Last edited: February 14, 2005

Resistance in Tradition of Virginia

The Daily Progress, July 6, 2003
Box 9030, Charlottesville, VA 22906
Fax: 804-978-7252

By Bob Gibson, Charlottesville Daily Progress

Thirty or forty years ago, Richmond’s reaction to a pair of U.S. Supreme Court decisions advancing gay rights and allowing affirmative action at state universities would have been sharply negative.

The General Assembly hardly distinguished itself in the mid-1950s when massive resistance was crafted to greet the court’s historic 1954 ruling that struck down “separate but equal” segregated schools.

That resistance failed and tarred the state’s political life for a generation or more.

Instead of massive resistance, opponents of gay rights and foes of affirmative action may try passive resistance to the law of the land emanating from the court.

Virginia resisters will try to paint gay rights as some sort of great moral threat to society and rally around the institution of marriage as if it were under some grave threat or imminent attack.

They also may resist, somewhat passively and symbolically, legislative attempts to wipe Virginia’s now obsolete anti-sodomy law off the books.

“I think we ought to clean up the code, Del. Mitchell Van Yahres, D-Charlottesville, said last week.

Van Yahres wondered if Republican conservatives who want smaller government would try to take the broom to the anti-sodomy law that the court’s landmark 6-3 ruling in its Texas case rendered null and void.

“It’s obsolete” and cluttering up the state code with stale and unenforceable language, he said.

Del. Rob Bell, R-Albemarle County, said he has not heard of any attempts to craft legislation stemming from the court’s gay rights ruling or its pair of decisions in Michigan cases that allow affirmative action but forbid the use of points awarded to all college applicants based solely on race.

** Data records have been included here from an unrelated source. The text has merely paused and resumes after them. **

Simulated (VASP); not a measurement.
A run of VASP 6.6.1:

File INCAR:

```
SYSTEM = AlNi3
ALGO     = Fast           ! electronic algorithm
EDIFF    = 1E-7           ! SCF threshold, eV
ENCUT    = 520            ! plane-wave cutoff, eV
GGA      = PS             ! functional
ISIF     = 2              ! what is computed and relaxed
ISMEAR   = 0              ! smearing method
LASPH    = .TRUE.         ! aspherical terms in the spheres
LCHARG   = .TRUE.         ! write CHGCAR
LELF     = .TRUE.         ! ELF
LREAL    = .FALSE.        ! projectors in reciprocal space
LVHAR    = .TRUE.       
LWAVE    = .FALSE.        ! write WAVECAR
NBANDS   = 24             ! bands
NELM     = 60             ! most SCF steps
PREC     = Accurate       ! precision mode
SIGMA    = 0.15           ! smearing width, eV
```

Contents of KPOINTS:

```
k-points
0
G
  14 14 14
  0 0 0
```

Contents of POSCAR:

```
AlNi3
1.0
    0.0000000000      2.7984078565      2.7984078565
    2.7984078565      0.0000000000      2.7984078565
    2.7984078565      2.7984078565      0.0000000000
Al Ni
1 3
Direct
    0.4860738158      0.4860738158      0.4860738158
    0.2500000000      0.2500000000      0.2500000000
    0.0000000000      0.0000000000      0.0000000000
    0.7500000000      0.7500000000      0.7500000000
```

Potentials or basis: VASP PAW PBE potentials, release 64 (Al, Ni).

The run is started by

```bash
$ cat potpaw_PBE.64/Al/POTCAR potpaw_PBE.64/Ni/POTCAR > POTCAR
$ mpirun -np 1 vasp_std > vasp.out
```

As for the state’s ancient and now-dead anti-sodomy law, “I think the Supreme Court has ruled,” Bell said. “The Supreme Court decision has taken a law that was rarely, if ever, enforced and made it unenforceable.”

Van Yahres called the Supreme Court decisions “reasonable rulings.”

Bell said the anti-sodomy statute may be taken off the books “in the long run” but he is not sure how or when. The code doesn’t get scrubbed clean every year.

The Republican did indicate it would surprise him if there are any attempts in the General Assembly next year to undermine or contradict the recent Supreme Court decisions.

The affirmative action rulings are unlike the gay rights landmark case in that they leave lots of options open to the universities and the states, Bell said.

“I have not heard of anything being proposed” to curb the use of affirmative action in Virginia college admissions, the Republican delegate said.

Many conservative Republicans are wary of affirmative action, calling it a tool that can be used to deny qualified white applicants spaces in universities if less qualified minority applicants are boosted ahead of them in the admissions process.

Although President Bush has welcomed the court rulings, he and other party leaders are under pressure from conservative activists to push only judicial candidates who oppose the use of affirmative action.

The hottest battleground for those resisters may be the fights in Washington and in Richmond over appointments and confirmations of judges.

Conservative hot social litmus tests will be applied and decried as true believers in some of the old ways of discrimination seek to shape courts and undo what this Republican majority U.S. Supreme Court has done.